The format of the show bears some resemblance to the U.S.'s "American Idol," in that judges select a small group out of thousands of hopefuls to compete in a series of contests and rehearsals, and in the final rounds of competition, public voting determines the winner. Unlike "American Idol," though, on "La Academia," experts in singing, dance, and choreography coach the "students" while the panel of judges scrutinizes their moves. The weekly competitions culminate with a concert taped in front of a live audience at Churubusco Studios, one of Latin America's largest and most prestigious film studios.
This season, TV Azteca executives and producers decided to put in a dedicated sound system that could faithfully reproduce the voices of "La Academia" in Churubusco's Studio A, to be transmitted via satellite to the rest of the country and throughout Latin America.
"We needed a speaker that would perfectly fit the studio's stage in terms of size, appearance, ease of setup, and transportation, and that would offer uniform sound pressure without having an impact on the results of the TV mix," says engineer Carlos Hugo Martinez Quintero, sound manager of TV Azteca and leader of the ambitious project. "For almost six years, we rented a PA for these events, which was a big expense for the company. This time, we decided to buy the majority of the equipment, and the priority was to get a high-quality system for the audience inside the studio." TV Azteca chose a M'elodie system to meet their exacting requirements.

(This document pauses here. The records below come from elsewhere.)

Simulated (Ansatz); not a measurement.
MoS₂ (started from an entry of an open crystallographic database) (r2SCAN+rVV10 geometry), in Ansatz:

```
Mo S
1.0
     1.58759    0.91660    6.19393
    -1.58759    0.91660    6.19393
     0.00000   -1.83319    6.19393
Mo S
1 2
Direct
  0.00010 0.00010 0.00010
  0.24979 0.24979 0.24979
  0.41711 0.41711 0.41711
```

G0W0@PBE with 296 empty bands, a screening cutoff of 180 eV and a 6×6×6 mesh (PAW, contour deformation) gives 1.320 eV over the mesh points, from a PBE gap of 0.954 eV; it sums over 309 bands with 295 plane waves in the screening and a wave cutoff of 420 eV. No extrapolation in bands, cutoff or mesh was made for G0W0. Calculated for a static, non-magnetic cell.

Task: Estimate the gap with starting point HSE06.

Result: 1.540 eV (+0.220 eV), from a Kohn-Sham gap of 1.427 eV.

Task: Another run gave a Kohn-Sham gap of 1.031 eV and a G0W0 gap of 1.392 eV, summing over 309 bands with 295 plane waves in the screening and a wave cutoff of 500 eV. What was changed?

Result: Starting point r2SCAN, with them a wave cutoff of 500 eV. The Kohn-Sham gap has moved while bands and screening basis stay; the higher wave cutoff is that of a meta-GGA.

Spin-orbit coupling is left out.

Martinez and team installed the system in a way that would not interfere with the program's aesthetics. For the main system, 12 M'elodie cabinets were hung on each side of the stage, placed near the walls and as high as possible, while four MSL-4 horn-loaded long-throw loudspeakers were placed in the center to ensure sound was delivered uniformly to each of the 650 audience members. An acoustic white mesh was installed to cover the equipment so that the loudspeakers would blend with the stage background. For low-frequency support, the production team set six 650-P high-power subwoofers under the stage. A UPA-1P compact wide coverage loudspeaker was hung for delay coverage, and another hung for effects. For monitoring on the 183-foot by 215-foot stage, the team incorporated 17 MSL-4 cabinets and four 650-P subwoofers.
"We were impressed by the power and adaptability of M'elodie," says Martinez. "Its size is ideal for a television stage, and, no matter where you sit, the sound is impeccable."
System setup presented some challenges. Beyond aesthetics and sonics, TV Azteca had to keep camera shots in mind, which meant more than one change in location for the Meyer Sound system.
Meyer Sound's MAPP Online Pro acoustical prediction program offered invaluable assistance in completing the system design before the setup date. The program also proved essential to getting the best results when it became necessary to change the system's location to accommodate camera angles.
The SIM 3 audio analyzer was a key tool in aligning the system. "Being in the hands of an experienced user, SIM 3 was a great help in solving some cancellation problems in the main mix," says Martinez.
During the season, the contestants of "La Academia" faced the double hurdle of learning how to simultaneously sound good live and on television. The production team faced essentially the same challenge, but, with the help of their Meyer Sound system, they gave the show the excitement and "electricity" it needed. As Martinez concludes, "For a speaker of this size, we got more than we expected from M'elodie."